The problems with test levels

Test levels in common knowledge

A test pyramid usually distinguishes three levels: unit tests, integration tests and end to end tests; the last level is sometimes called “UI tests” instead. The main idea is that as you move down the pyramid, tests tend to run faster and be more stable, but at the expense of being isolated. Only tests on higher levels are able to detect problems in how building blocks work together.

ISTQB syllabus presents similar idea. They distinguish four test levels: component, integration, system and acceptance. These test levels drive a lot of thought around testing - each level has its own distinct definition and properties, guides responsibility assignment within a team, is aligned with specific test techniques and may be mapped to phase in software development lifecycle. That’s a lot of work!

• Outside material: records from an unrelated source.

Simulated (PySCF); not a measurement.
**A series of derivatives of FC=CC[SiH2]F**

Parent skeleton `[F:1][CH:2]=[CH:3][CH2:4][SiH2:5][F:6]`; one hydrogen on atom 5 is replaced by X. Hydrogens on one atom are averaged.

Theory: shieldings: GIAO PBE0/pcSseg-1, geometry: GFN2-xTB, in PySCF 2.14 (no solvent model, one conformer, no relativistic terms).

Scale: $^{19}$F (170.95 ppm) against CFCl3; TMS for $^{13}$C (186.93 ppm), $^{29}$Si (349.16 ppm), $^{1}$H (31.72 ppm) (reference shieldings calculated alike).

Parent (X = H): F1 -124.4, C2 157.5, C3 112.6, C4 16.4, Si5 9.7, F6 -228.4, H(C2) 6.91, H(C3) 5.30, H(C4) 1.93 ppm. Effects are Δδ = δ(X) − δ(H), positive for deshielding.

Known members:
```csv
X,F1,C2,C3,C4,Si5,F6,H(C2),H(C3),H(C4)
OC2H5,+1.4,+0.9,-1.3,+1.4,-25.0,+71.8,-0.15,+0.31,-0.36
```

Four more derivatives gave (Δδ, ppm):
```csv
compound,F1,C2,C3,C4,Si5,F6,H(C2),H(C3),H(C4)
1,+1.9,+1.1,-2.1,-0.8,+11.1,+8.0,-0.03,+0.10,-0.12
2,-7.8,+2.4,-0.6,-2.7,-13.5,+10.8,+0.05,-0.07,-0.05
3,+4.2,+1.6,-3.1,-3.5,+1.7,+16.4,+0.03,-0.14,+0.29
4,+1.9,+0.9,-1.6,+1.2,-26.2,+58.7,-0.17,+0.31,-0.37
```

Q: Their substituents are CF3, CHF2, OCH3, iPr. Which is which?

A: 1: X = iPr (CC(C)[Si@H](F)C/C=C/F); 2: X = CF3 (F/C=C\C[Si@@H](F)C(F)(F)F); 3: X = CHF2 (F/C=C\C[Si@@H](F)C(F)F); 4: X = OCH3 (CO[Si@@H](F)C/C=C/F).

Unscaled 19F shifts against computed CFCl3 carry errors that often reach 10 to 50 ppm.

Both of these categorizations share the idea that higher level encompasses level below it, and builds upon it. There’s also certain synergy effect at play here - tests at higher level cover something more than all the tests at the levels below. That’s why teams with “100% unit tests coverage” still get bug reports from actual customers. As far as I can tell, these two properties - hierarchy and synergy - are shared by all test levels categorizations.

The problems

I have some problems with this common understanding. In my experience, while test levels look easy and simple, it’s unclear how to apply them in practice. If you give the same set of tests to two testers, they are likely to group them to test levels in very different ways. Inconsistencies like that begs the question: are test levels actually useful categorization tool?

I know, because I have faced these issues when we tried to standardize test metadata in Red Hat Satellite.

One of the things provided by Satellite is host management. You can create, start, stop, restart or destroy the host. If you have tests exercising these capabilities, you could file them under component level, because host management is one of components of Satellite system.

Satellite also provides content management. You can synchronize packages from Red Hat CDN to your Satellite server and tell your hosts to use that exclusively. This gives you ability to specify what content is available, e.g. you can offer specific version of PostgreSQL until all the apps are tested against newer version. This also allows for faster updates, because all the data is already in your data center and you can use fast local connection to fetch it. Tests exercising various content management features can be filed under component level, because content management is one of components of Satellite system.

You can set up host to consume content from specific content view. Your test might create a host, create a content view, attach host to content view and verify that some packages are or are not available to this host. You could file such test under integration level, because you integrate two distinct components.

But you could also file that test under system level, because serving specific filtered view of all available content to specific hosts based on various criteria is one of primary use cases of Satellite, and possibly the main reason people are willing to pay money for it.

For the sake of argument, let’s assume that test above is integration level test, and system level is reserved for tests that exercise some larger, end to end flows. Something like: create a host, create a content view, sync content to host, install a specific package update that requires restart and wait for a host to be back online.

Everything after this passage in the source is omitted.